Flow File repository
It contains flowfile metadata, including the current state and attributes of every flowfile, and a content repository identifier.
Provenance repository
It tracks changes and stores all events related to flowfiles. Note that this repository is disabled by default and is not well-maintained.

Configuring repository storage locations

Persistent repositories use configurable paths to store data. The repository locations and their defaults are defined below. By default the MINIFI_HOME environment variable is used. If you do not specify this variable, the root installation folder is used. You can specify your own path replacing the default variables in the minifi.properties file.
nifi.database.content.repository.directory.default=${MINIFI_HOME}/content_repository
nifi.flowfile.repository.directory.default=${MINIFI_HOME}/flowfile_repository
nifi.provenance.repository.directory.default=${MINIFI_HOME}/provenance_repository 

You can also use a single database to store multiple repositories with the minifidb:// scheme. This can help with migration and centralizing agent state persistence. In the scheme, the final path segment designates the column family in the repository, while the preceding path indicates the directory where the rocksdb database is created.
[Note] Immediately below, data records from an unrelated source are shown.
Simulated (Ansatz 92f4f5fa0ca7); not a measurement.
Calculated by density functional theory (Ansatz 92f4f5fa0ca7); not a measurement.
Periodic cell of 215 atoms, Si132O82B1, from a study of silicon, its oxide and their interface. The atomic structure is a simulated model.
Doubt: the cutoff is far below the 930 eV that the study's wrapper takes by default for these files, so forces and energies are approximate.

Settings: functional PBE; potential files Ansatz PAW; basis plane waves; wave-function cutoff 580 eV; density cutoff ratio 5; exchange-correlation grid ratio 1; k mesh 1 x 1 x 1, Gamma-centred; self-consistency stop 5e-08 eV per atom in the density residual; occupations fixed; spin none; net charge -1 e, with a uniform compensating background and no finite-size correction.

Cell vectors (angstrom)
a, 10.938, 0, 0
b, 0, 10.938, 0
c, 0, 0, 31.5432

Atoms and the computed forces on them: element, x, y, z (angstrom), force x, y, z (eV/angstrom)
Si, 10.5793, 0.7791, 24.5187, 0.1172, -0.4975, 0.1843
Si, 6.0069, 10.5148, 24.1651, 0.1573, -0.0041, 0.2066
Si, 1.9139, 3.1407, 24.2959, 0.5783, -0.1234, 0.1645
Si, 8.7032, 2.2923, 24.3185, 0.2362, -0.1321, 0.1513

For example: In minifidb:///home/user/minifi/agent_state/flowfile, a directory is created at /home/user/minifi/agent_state populated with rocksdb-specific content. In that repository, a logically separate subdatabase is created under the name flowfile.
nifi.flowfile.repository.directory.default=minifidb://${MINIFI_HOME}/agent_state/flowfile nifi.database.content.repository.directory.default=minifidb://${MINIFI_HOME}/agent_state/content
nifi.state.manangement.provider.local.path=minifidb://${MINIFI_HOME}/agent_state/processor_states

Configuring repository backends

You can configure all three repositories (Content, Flow File, and Provenance) to be either volatile or persistent. Configuring volatile repositories means that their state is kept in memory and flushed upon restart. This can increase the performance, but can also cause data loss in case of restart while data is being processed by the agent.

Content repository

By default, the content repository uses a RocksDB backend, which is a persistent, in-process key-value store. There is another, filesystem-based alternative backend for this repository. In most use cases, the RocksDB backend offers better performance and transactional guarantees over the filesystem backend, but it has a limitation: it cannot store flow file contents larger than 4 GB.

You can configure the repository backends in the minifi.properties file as follows:

nifi.content.repository.class.name

Possible values:
  • DatabaseContentRepository: RocksDB backend - This is the default value.
  • FilesystemRepository: file system backend - Use it if you work with flow files larger than 4 GB.
  • VolatileContentRepository: in-memory, non-persistent storage backend - You should only use it for testing.
Flow File repository

By default, the flow file repository uses a RocksDB backend, which is a persistent, in-process key-value store.

You can configure the repository backends in the minifi.properties file as follows:

nifi.flowfile.repository.class.name

Possible values:

  • FlowFileRepository: RocksDB backend - this is the default value
  • VolatileFlowFileRepository: in-memory, non-persistent storage backend - you should only use it for testing.
Provenance repository

Cloudera does not recommend changing the provenance repository backend. If you need NiFi-style provenance data, contact your Cloudera representative with the feature request.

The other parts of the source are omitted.